Here’s take 2 on that post that got gobbled by the Matrix the other day.
To Shoot the Moon in Hearts a player must win all the tricks that have Hearts as well as the Queen of Spades. In a normal game, each Heart is 1 point and the Queen of Spades 13. These get added to a player’s score on the way to 100pts. First one to 100pts ends the game, loses and the other scores determine the winner. If you Shoot the Moon, instead of taking 26 points you give 26 points to all of the other players.
The fear is trying to Shoot the Moon and missing by one Heart. Then all you’ve done is add 25 points to your score.
For the first time ever I was dealt a hand good enough (read: bad enough) to attempt Shooting the Moon. I had almost every face card and the ones I didn’t get in the deal my kid passed to me as you must do on certain hands. It was a no brainer. Even still my palms were sweaty and I was twitching like I might mess it up. If I did I would have lost and passed 100pts. Despite my wild younger days I’m a real granny about risk these days. I came out fine and Shot the Moon. Woohoo!
A few hands later, my kid accidentally did the same thing. We were all so busy trying to count cards that no one noticed, not even the child who was doing it, that this child was gathering all the cards they needed to shoot the moon. Not until we started counting points did we realize they had gathered all the points. Everyone got a good laugh from that and this child won the game because of this happy accident.

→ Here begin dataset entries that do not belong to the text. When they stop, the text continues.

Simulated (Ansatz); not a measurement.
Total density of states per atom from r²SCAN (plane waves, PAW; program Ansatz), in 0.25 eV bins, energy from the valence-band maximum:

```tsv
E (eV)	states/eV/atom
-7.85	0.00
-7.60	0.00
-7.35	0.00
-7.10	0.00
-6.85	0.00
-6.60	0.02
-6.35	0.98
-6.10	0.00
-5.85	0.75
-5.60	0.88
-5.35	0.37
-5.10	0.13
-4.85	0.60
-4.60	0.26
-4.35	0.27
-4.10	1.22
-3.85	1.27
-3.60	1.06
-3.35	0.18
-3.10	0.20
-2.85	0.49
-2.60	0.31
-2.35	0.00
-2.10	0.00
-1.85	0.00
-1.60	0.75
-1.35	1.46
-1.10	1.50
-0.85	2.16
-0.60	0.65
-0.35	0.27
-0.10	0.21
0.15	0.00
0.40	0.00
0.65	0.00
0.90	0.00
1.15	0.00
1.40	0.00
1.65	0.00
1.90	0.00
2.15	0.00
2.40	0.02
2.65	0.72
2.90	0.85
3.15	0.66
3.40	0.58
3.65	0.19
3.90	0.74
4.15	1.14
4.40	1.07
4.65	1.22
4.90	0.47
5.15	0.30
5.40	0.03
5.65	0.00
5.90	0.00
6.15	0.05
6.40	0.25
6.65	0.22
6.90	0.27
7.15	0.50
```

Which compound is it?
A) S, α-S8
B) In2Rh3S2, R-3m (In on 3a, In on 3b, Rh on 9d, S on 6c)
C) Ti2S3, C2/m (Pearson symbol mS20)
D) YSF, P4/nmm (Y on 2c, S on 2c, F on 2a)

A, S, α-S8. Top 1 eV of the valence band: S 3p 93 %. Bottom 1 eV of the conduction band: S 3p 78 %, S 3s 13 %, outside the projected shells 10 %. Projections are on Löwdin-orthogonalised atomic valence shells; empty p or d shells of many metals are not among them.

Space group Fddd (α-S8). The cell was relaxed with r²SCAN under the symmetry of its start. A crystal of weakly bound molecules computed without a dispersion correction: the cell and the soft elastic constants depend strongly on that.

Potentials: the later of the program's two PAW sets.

Fear and risk in life are similar, aren’t they? Sometimes we go in fully knowledgeable about the level of risk and with planning, work and luck things materialize. Other times we plow into a minefield with blackout glasses on, navigate it and don’t realize what we’ve done until after. And then there are those times where it’s a mix.
The big thing is embracing fear and risk because you’re going nowhere without a little of each. Know when to stir the pot and know when to let it sit. The only advice on how to read that is time and experience. But the best advice is don’t avoid it. Gather that time and experience. It will look like a lot of failure but failure is applied knowledge learning. On the other side is vision.
The magic happens in the heart palpitations of ‘what the hell did I get myself into?’. Trust me.